3.2
The xtas REST server can now run within an application container such as
uwsgi. By default, it uses Tornado for improved throughput.
A wrapper for the Heideltime temporal tagger has been added.
3.1
xtas 3.1 has improved integration with Elasticsearch compared to its
predecessor, storing processing results as child documents. (Previously, they
were stored as fields.) Documentation has also been greatly improved to
demonstrate the use of xtas as a preprocessing engine for semantic search.
Other new features are:
- Stemming support for English, German, Norwegian, Italian, Dutch,
Portuguese, French, Swedish (via PyStemmer).
- TCP port for communication with Frog (POS tagger/NER/parser for Dutch) is
now configurable.
- Various bugfixes and small optimizations.
3.0
xtas 3.0 is a complete rewrite of the University of Amsterdam’s xTAS system
(retroactively, xtas 2) and its predecessor, Fietstas (xtas 1). No attempt
has been made to retain backward compatibility, so that code could be
redesigned in a clean, simple, scalable way.
Features introduced in xtas 3 include:
- Communication with Elasticsearch
- REST API to single-document tasks
- Python API for both synchronous and asynchronous execution (with Celery)

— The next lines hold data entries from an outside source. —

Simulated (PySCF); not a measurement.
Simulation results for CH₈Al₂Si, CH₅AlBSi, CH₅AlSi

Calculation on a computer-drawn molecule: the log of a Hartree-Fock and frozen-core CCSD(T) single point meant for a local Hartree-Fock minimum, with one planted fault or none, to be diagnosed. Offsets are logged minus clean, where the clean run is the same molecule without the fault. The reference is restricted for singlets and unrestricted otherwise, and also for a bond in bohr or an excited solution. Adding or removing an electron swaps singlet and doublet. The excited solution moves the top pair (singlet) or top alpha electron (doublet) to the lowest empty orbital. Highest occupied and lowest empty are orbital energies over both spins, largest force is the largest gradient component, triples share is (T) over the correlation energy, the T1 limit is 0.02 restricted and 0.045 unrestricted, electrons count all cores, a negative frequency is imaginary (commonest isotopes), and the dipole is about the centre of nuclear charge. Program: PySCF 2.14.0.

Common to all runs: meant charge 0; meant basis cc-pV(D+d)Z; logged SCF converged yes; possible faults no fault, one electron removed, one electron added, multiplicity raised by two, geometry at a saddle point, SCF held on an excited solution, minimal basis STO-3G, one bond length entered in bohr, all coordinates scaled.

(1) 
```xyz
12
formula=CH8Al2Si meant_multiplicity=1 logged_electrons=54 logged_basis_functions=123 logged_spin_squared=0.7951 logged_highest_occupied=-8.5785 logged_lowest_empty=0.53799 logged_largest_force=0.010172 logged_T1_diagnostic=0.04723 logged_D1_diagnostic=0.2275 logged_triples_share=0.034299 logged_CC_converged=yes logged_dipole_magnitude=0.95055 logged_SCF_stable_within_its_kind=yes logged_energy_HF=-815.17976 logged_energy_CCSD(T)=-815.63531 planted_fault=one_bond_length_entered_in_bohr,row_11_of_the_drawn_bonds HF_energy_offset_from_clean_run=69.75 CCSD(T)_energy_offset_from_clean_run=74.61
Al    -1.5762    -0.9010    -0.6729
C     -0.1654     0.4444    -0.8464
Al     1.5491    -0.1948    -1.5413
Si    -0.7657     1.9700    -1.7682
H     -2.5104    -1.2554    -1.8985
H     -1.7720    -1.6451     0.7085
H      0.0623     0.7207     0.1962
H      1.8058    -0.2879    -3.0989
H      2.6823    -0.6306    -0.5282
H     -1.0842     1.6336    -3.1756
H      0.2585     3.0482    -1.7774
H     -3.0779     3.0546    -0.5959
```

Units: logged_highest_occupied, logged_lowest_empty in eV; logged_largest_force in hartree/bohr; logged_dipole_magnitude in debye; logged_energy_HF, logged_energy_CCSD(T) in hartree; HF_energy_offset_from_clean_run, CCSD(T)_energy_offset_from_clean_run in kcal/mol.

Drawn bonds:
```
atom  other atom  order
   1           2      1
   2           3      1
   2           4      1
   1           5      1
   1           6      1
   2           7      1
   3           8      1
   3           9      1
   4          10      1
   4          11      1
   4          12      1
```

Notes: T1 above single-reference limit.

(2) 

And the following NLP tasks:
- Tokenization, based on NLTK
- Named-entity recognition with Stanford NER (
stanford_ner_tag
)
- Wrapper for the Frog Dutch POS tagger/NER tagger/dependency parser
- Wrapper for the Alpino parser for Dutch
- Language guessing
- English lemmatization with morphy
- Movie review polarity classification
- English POS tagging with NLTK
- Wrapper for the Semafor semantic parser
- Word-level sentiment polarity tagging with SentiWords
- Document clustering with \(k\)-means (
kmeans
, big_kmeans
)
- Topic modeling with latent semantic analysis (LSA), latent dirichlet
allocation (LDA), based on scikit-learn and Gensim
- Parsimonious language modeling, useful for discriminative word clouds
Preliminary versions of 3.0 were named 2.99.